Brazilian prosecutors leading a major corruption investigation have returned $60m (£49m) to state oil giant Petrobras.
The money was retrieved from senior politicians, civil servants and businessmen who agreed to cooperate with the investigation.
The kickback scheme cost Petrobras an estimated $1.8bn, said company boss Pedro Parente.
The scandal has rocked the country and led to mass street protests.
Dozens of politicians and some of Brazil's wealthiest businessmen have been arrested as part of the inquiry, known as Operation Car Wash, over the past two years.
Under new legislation, they were allowed to tell what they knew and return some of the corruption money in exchange for shorter sentences.
'Society at our side'
Many in Brazil criticised the operation, saying it was politically-motivated and targeted mostly members of the left-wing Workers Party, including former president Luiz Inacio Lula da Silva.
But Operation Car Wash top prosecutor, Deltan Dallagnol, urged the public to support the investigation.
"We will be defeated if society is not at our side," said Mr Dallagnol.
The political crisis triggered by the Petrobras investigation eventually led to the impeachment of President Dilma Rousseff in September.
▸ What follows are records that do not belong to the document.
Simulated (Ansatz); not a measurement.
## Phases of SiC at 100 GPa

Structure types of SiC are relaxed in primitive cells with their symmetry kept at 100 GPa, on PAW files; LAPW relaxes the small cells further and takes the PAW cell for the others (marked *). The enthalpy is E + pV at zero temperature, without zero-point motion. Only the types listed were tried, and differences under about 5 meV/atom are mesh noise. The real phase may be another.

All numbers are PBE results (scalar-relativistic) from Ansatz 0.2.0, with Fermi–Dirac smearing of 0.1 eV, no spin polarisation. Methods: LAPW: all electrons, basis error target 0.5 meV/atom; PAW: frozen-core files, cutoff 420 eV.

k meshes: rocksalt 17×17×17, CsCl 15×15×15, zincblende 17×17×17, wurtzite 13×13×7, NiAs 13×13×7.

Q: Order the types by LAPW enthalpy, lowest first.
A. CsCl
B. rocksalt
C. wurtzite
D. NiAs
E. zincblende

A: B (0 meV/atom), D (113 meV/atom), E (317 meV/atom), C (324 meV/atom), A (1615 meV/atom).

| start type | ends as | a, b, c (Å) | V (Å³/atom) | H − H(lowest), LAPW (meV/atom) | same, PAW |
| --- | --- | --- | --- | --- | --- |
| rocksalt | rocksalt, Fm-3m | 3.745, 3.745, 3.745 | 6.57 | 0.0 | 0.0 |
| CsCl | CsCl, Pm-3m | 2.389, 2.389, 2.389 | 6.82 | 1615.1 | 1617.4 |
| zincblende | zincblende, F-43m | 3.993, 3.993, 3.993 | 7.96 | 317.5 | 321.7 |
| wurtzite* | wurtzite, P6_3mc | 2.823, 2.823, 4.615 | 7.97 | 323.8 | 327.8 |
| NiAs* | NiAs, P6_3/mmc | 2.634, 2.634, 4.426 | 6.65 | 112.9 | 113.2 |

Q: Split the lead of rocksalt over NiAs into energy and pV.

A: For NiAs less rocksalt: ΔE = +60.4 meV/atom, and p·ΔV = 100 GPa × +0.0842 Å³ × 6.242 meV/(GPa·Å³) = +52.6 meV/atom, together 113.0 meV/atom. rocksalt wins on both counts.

Ms Rousseff was not directly implicated in the scandal and was dismissed for allegedly tampering with the budget.
But many politicians close to the governing coalition were arrested and charged for taking bribes from Petrobras.
Prosecutors say they were paid vast amounts in exchange for granting lucrative contracts to private companies that overcharged Petrobras.
The prosecutors had previously returned $150m (£120m) of corruption money to Petrobras.